Call it the contagious new cultural condition of Gatsby on the brain.
But when Damien Jurado sat down to play Saturday night, I couldn’t help but wonder if the occupants of the idyllic lake house across Beaver Lake would come out to their dock and look longingly across the water in the fading light. The neighbors would have had every reason to be envious of the 30-40 person crowd at Jurado’s living room show. The lake house was perched high up off the ripples of Beaver Lake. It was roomy and full of brightly varnished wood, the Plattsmouth, Neb., version of a Long Island mansion. And Jurado’s tender music was befitting of the melancholy contemplation West Egg residents undertake in their private moments.

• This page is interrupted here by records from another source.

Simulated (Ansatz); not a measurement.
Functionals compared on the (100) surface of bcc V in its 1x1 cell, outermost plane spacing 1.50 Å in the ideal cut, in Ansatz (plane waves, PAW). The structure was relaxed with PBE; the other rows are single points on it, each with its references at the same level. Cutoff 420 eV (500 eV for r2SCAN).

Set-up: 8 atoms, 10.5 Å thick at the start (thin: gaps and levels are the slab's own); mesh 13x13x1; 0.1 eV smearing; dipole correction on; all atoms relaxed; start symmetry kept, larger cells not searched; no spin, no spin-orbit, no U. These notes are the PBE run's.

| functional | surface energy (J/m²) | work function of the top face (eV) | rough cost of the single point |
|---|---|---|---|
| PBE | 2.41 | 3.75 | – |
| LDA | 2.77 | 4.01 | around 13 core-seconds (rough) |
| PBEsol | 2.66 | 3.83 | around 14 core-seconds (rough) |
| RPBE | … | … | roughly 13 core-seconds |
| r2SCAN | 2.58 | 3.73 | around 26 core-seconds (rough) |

With 11 full-length albums and nearly two decades of touring under his belt, the night’s best quality was that it seemed entirely to Jurado’s liking. I overheard Jurado, who was in the middle of his first solo tour, explaining his love of the house show circuit to Omaha’s Max Holmquist (Great American Desert) before the show: “You know, you just want to be heard. I just want to be listened to.”
And he certainly was, as the artist delivered a mix of new and old material — some of it so deep from the back catalogue that he laid freshly printed copies of the lyrics at his feet for the performance. He said he needed them to remember the old songs. Tracks from the 2012 Maraqopa album (“Museum of Flight,” “Working Titles” and that album’s title track) framed a number of older, more narrative tracks. Jurado admitted that his songwriting has grown more abstract in recent years — perhaps alluding to the conceptual hinge of Maraqopa: which relies on a fictional town of the same name to connect the morose voices of the album’s many narrators. Still, the albums Ghost of David (2000), And Now That I’m In Your Shadow (2006) and Saint Bartlett (2010) were all well-represented.
The concert was a production of Undertow Music, a Champagne, Ill. company that manages nearly a dozen artists and books Saturday night’s brand of tranquil house show across the country. The actual roof was provided by Justin Lamoureaux of Omaha’s Midwest Dilemma, even if the home really belongs to his parents.
By design, this house show was intimate, quiet and, above all, a space for Jurado to show off his unassuming folk music completely without encroachment or interruption. Even turning the pages of my notebook to take down quotes and song titles was reserved for the end of songs, when applause could drown out the crinkle of paper. Any other moment would’ve meant adding an unwanted percussion to the appreciative silence surrounding just a voice and an acoustic guitar.
The most touching lines of the singer’s discography climbed the high, sloping ceilings of the Beaver Lake house, which mitigated the need for any amplification. Beyond Jurado playing from a high-back kitchen chair, the ceiling fan was the only audial presence in the room, a soft hum from 40 feet off the ground that masked breathing and toe taps. Those choice lyrics did their part by simply hanging in the air:
“I show up in the title of your song / I only hope that somebody requests it…”
“A friend is only a lover you’re not committed to.”
“We are echoes God creates in the shade.”
Damien Jurado songs can sound both very tight (because of the supple lyrics and short tunes) and loose at the same time (because of Jurado’s free-flowing falsetto and soft strum). The singer/songwriter shared one musical quirk that ensures both qualities. Jurado explained the detectable looseness of his guitars as he swapped his Takamine Jasmine for a 12-string guitar to play “You for A While.”
“I don’t change my strings,” Jurado said. “Because I don’t really know how.” He added that all of his songs are down-tuned to some degree because tuning up could snap the aged strings. One time, when a string did break before a show back home in Seattle, Jurado opted to buy a new guitar instead of finding someone to restring his old one.
These are the kinds of stories that come forward at a house show this calm and domestic. It was a night of candor and humor from the publicly introverted Jurado, who has notoriously little use for interviews or stage banter. Stories from touring the home of Meredith Wilson — composer of The Music Man — in Mason City, Iowa, gave the show a level of personality that wouldn’t have come out at a bar. The result was a number of offbeat, but very human anecdotes.
— Jurado’s 13-year-old son, Miles, once confessed that his father’s “I Am Still Here” is the saddest song he’s ever heard.
— Jurado would never drive three hours to see himself perform.
— Again, we should all see The Music Man.
“The music is really good,” Jurado said.
After 15 songs, a contemplative 90 minutes and the sunset, it wasn’t the least bit difficult to see why Jurado elected for the limited space, but intimate feel of the living room show. He had been, first and foremost, listened to.